Monthly Archives: October 2010

Prosecutorial Misconduct Is Rarely Punished, Says New Study

Interesting.  According to a recent report, only a tiny percentage of prosecutors who engaged in misconduct were disciplined by the State Bar of California during a 12-year period.

The report, issued by the Northern California Innocence Project at Santa Clara University School of Law, found 707 cases between 1997 and 2009 in which courts explicitly determined that prosecutors had committed misconduct. It examined more than 4,000 cases.  Among the 707 cases, only six prosecutors — 0.8% — were disciplined by the State Bar of California. Only 10 of the 4,741 disciplinary actions by the state bar during the same period involved prosecutors.
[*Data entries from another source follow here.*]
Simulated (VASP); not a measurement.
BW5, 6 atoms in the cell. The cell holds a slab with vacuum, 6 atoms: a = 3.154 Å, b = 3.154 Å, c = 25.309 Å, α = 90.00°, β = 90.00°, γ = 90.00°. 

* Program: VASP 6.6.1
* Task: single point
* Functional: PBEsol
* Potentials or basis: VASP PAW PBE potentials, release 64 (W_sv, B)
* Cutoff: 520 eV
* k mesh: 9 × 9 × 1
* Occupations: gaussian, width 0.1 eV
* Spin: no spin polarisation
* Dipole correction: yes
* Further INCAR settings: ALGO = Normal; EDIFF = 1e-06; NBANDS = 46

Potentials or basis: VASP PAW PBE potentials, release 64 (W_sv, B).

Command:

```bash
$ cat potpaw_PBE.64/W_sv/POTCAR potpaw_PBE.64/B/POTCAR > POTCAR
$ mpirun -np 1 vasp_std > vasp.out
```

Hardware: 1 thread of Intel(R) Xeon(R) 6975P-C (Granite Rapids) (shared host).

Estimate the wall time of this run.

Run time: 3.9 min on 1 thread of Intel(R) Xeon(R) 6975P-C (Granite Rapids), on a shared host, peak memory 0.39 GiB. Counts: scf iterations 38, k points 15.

“Preventable Error: A Report on Prosecutorial Misconduct 1997-2009,” issued by the Innocence Project’s Northern California chapter, was written by Ridolfi and Maurice Possley, a visiting research fellow at the project. Possley won a Pulitzer Prize for his reporting at the Chicago Tribune. Ridolfi is a professor at Santa Clara University School of Law.

The report included recommendations for reform. It called for district attorneys to adopt internal policies that do not tolerate misconduct. It also called for the state bar to increase disciplinary transparency.

My opinion?  The study supports what most defense attorneys already know.  I’ve worked cases where prosecutorial miscoduct was clear and obvious.  However, after bringing the misconduct to the attention of judges on pretrial motions, I’ve found my concerns routinely overlooked, tolerated, condoned and/or minimized.  Sanctions are rerely given and the matter is swept under the rug.

One could argue that elected prosecutors have a level of political influence with the judges hearing criminal cases.  Very often, judges are former prosecutors.  Prosecutors also exhibit  a “halo effect” among voters which defense counsel does not have.

Although I don’t fully support those arguments (well, maybe just a little), I fully believe that judges simply want to evade mudslinging contests between prosecutors and defense attorneys altogether.  Judges tend to allow the governing Bar Association sort these matters out.

State v. S.J.W.: Child Witness Competency

A party challenging the competency of a child witness must show that the child is of unsound mind, intoxicated at the time of his production for examination, incapable of receiving just impressions of the facts, or incapable of relating facts truly.

http://www.courts.wa.gov/opinions/index.cfm?fa=opinions.showOpinion&filename=831777MAJ

S.J.W., a minor, was charged with raping 14-year-old W.M., a developmentally delayed boy.  The State wanted W.M. to testify against S.J.W., and S.J.W. challenged W.M.’s competency to testify.  At the competency hearing, the trial judge concluded S.J.W. failed to meet his burden to establish that W.M. was not competent to testify.  The trial judge permitted W.M. to testify at the bench trial, and S.J.W. was convicted.

S.J.W. appealed.  The Court of Appeals affirmed S.J.W.’s conviction but held  that the party offering a child witness bears the burden to show the witness is competent to testify.  The Court of Appeals concluded that, although the trial judge erroneously placed that burden on S.J.W., this error was harmless.  The State challenges this holding, arguing that the trial judge properly placed the burden on S.J.W.  The WA Supremes agreed.

The WA Supremes reasoned that until 1986, former RCW 5.60.050 provided that all persons of suitable age could be witnesses except those of unsound mind, those who were intoxicated at the time of examination, and children under 10 who appeared incapable of receiving just impressions of the facts or of relating them truly.  State v. Allen, however, changed the notion.

The court in Allen concluded that the true test of the competency of a “young child” of “tender years” consists of (1) an understanding of the obligation to tell the truth, (2) the mental capacity at the time of the occurrence concerning the testimony, (3) sufficient memory to retain an independent recollection of the occurrence, (4) the capacity to express in words her memory of the occurrence, and (5) the capacity to understand simple questions about the occurrence.

In other words, all persons, regardless of age, are now subject to this rule because there is no longer any requirement that a witness be of suitable age or any suggestion that children under 10 may not be suitable witnesses.  A child’s competency is now determined by the trial judge within the framework of RCW 5.60.050, while the Allen factors serve to inform the judge’s determination.

My opinion?  I prefer having the 10-year old “cutoff age” when it comes to child testimony.  All to often, children are coached by biased adults.  I’ve conducted enough jury trials to know that children usually repeat whatever the trusted adult wants them to say.  Unfortunately, this court decision places an extra burden on attorneys – defense attorneys, undoubtedly – to show the respective child witness is incompetent to testify.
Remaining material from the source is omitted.